I just saw that I had twice alluded to the transition from a Spiderman series to a Justice League one within the space of a few weeks, which marks a new low in terms of me repeating myself. Ah well. The ravages of age.
Now I will return to another theme I've touched upon recently, though from a different angle: I find that I am at my best when I have a book to which I return at the end of the day that I am really into, which pulls me along. And why is that? Precisely because the book gives me a comfortable story within which to ensconce myself, to protect myself of the uncertainty of the broader narrative of my life: will I get that account? Will the kids do well in life? How long will I live? Etc. The radical contingency of all that is unnerving.

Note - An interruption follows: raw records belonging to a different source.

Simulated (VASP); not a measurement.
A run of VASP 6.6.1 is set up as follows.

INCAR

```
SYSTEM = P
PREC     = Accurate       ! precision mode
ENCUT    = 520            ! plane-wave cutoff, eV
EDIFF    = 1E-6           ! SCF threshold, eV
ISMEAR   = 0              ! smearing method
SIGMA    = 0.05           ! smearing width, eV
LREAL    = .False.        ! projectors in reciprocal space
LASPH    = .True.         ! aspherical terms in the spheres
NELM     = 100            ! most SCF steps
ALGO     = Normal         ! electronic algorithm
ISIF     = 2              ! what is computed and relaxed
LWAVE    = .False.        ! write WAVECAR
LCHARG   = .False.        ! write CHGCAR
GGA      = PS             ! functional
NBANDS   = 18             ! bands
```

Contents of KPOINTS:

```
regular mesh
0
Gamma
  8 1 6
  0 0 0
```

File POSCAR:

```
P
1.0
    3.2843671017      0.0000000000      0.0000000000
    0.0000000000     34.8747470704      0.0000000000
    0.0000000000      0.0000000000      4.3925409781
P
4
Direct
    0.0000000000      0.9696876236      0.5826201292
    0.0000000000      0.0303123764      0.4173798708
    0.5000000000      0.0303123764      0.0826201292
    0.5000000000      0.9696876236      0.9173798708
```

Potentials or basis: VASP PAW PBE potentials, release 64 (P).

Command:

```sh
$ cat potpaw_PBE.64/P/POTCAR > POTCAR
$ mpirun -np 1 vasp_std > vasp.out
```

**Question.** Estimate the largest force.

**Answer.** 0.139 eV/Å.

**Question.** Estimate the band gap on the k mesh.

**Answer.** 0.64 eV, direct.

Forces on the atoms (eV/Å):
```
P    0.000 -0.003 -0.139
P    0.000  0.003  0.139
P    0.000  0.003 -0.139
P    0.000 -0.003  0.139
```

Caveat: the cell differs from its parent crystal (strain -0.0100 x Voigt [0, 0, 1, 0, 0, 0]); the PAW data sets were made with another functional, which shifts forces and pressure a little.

So everybody's got their narrative fix that comforts them. Sitcoms, TV crime shows, movies, pop songs, comedies and tragedies on stage, they all ultimately resolve in a way that is expected and comforting. Except, of course, the ones that don't. And I've written elsewhere about how I've gravitated over time towards happy endings because the unhappy ones upon which the most arch of avant-garde literatures focus so much of their energy do, in fact, mess with my head.
People who really have religion and/or are deeply embedded and invested in particular ideologies probably need fewer narrative prostheses because, after all, they feel they know how the big picture is going to end. Alternately, one could say that the obsessively perseverate over the same stories (the Gospels, Socialist Realism, etc.) as a way of keeping other narratives out.
But of course this blog is quite the opposite of a well-constructed book. It is instead something like a running Talmud on my life.
I was about to bring up the point Robert Belknap of Columbia once made about the piece-bien-faite, but then thought to see if I had mentioned it before. Of course I had. Not once, but thrice.